And there are so many things like this, I'm not even dare think of.

foomanchoo · ‎03-09-2013

wait - hetpas produces elf files - they should be executable on linux.

well that is all i need.

is there a chance to get the source code for the assembler so that i can port it to linux? (excluding the

pascal part and the IDE)

realhet · ‎03-09-2013

A year ago I used it to develop cal.elf kernels on Win, and then executed it on Linux. Probably it will work for ocl.elf too.

I don't want to put up the whole thing and the assembler is integrated with the script engine so badly. So I attach the relevant parts of the assembler only, I guess you can still dig up something useful from it.

Note that there are lot of stuff missing: for example int64, float64, and images.

jacksonfurrier · ‎03-14-2013

If it is worth it for Nvidia, it would worth it for AMD also I think. Inline-ASM would be much better then high-level code for ASM.

sayantandatta · ‎05-15-2013

Hello realhet,

I'm trying to manually modify the GCN binaries for corresponding attached isa. The instructions in the isa file is only 4168 bytes but the net code length in is 60668 bytes. I have checked the 2nd .text section of the inner elf(1st .text section is IL) is indeed 60668 bytes. I can identify the instructions in the binary using their bytecode but what is the rest (60688-4168) bytes accounts for ? I'm guessing the rest is reserved for kernel setup and memory addresses etc. So, I might be able to manually replace or add new instructions in proper place(assuming I have done the necessary editing of elf header), but how do I manually modify the rest of the section. Is there anything that explains what exactly is happening in the remainder of bytes ?

Regards,

Sayantan

realhet · ‎05-15-2013

Hi,

It's a broken disasm, that you've attached.

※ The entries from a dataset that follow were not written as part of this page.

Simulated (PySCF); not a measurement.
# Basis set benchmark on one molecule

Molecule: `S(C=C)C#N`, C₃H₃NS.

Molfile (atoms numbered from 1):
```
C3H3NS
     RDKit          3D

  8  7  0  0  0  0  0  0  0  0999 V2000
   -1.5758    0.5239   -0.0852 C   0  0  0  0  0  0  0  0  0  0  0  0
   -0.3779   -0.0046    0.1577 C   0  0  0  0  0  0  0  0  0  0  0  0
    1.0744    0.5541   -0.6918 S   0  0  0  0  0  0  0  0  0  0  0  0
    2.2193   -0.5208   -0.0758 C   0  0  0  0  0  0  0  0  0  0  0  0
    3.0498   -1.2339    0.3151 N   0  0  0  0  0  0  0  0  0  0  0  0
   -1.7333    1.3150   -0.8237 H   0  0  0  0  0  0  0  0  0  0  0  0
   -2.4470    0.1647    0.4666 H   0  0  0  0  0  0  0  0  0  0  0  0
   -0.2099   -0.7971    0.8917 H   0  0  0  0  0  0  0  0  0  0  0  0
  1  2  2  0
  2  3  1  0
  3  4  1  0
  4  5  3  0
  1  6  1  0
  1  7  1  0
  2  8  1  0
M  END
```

It seems like a bug. The disassembler seems to cut the textfile at 64KB... (It's just a rough guess of mine)

Here's another thread about this -> http://devgurus.amd.com/thread/159462

Disassembly in .isa intermediate file from clBuildProgram cut short

Unfortunatelly there was no solution in that thread.

Every GCN program must end with s_endpgm, but your example disasm is seemed like to cut after 65536 bytes.

Let's hope Himansu can send this to the right people

But there is a bigger newborn problem -> -save-temp is broken in 13.4 with binary kernels. Than means you can patch whatever you want in your .elf, you'll not get the feedback of it from the world's most accurate disassembler.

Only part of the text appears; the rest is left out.